That’s how the legal process for eviction is described in a recent report from the Oklahoma Access to Justice. Tenant rights are interpreted so widely among judges that it has created inequities based on geography.

Glaring divides are among rural and urban courtrooms and among those who cannot afford representation.

Disparities include how some judges give 48 hours to leave while others offer up to two weeks; no sound reasoning is given for the difference. Outcomes vary between the landlord bringing one or two evictions a year and the corporate landlords filing hundreds with the backing of a litigation department.

Mediation and tenant legal representation are rare. Tenants representing themselves are typically at a disadvantage.

“Consistency of due process and justice is not apparent in Oklahoma’s housing courts,” the report states.

Evictions are guided by the Landlord Tenant Act, but “it literally feels like you can see like a different law, one county to the next, based on just where you are,” Katie Dilks, executive director of the Access to Justice Foundation, told reporter Michael Overall.

The law received some updates in the past session that require landlords make prompt repairs that are vital to health and safety. It was the first time since the 1970s that portion of the law was updated.

Legislators don’t like to tinker with that law. Part of the pushback comes from lawmakers who are landlords and fear a loss of power.

We urge these lawmakers to consider this from another perspective. It is in everyone’s best interest to keep people in homes when possible and to get rid of predatory landlords. Consistent housing strengthens communities.

This does not mean renters get free housing. It means identifying problems that lead to substandard housing, homelessness and uneven evictions.

Evictions should be a last resort.

Most landlords in Oklahoma are good, contentious business people. But, lawmakers have a responsibility to ensure all Oklahomans are treated fairly. The report lays out the survey data, collection details and some heartbreaking anecdotes.

An elderly couple had current and back-due rent ready to pay, but the judge ordered they vacate because the landlord filed the proper 30-day notice on a month-to-month lease. When asked for more time due to a disability that required oxygen tanks, the judge gave 48 hours.
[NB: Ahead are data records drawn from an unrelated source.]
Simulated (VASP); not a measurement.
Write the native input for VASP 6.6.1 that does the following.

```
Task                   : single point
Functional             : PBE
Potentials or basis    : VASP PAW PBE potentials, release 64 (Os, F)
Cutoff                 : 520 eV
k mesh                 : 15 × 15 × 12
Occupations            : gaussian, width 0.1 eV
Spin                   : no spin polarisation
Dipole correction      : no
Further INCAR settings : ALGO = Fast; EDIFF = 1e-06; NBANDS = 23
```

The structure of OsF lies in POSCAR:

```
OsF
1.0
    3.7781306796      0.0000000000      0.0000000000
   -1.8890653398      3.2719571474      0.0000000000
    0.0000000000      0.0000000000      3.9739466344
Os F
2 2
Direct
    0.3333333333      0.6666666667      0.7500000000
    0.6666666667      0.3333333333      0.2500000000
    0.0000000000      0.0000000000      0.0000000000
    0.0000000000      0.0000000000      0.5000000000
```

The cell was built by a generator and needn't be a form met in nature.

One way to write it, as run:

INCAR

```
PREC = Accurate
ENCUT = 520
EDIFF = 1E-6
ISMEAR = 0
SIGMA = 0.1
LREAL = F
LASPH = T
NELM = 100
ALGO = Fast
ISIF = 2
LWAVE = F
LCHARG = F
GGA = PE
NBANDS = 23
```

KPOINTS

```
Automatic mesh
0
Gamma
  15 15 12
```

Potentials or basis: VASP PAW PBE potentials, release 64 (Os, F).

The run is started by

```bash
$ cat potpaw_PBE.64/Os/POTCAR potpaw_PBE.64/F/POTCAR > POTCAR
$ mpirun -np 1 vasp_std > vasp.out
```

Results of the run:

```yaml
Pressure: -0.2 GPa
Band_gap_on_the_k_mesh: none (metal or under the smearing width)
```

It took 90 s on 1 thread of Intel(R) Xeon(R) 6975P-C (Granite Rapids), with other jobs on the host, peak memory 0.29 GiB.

A woman showed a judge a text message notifying her landlord of necessary mold removal and air conditioning repairs. The judge refused to accept a text message as sufficient legal documentation.

A woman holding a stack of papers of various communication with her landlord was ignored by the judge, who only asked if she had a lease and was late on rent.

The report offers commonsense recommendations such as enhanced filing requirements, judicial training and mediation. A recent legislative interim study will also offer suggestions. Oklahoma must do better with housing, and this is a start.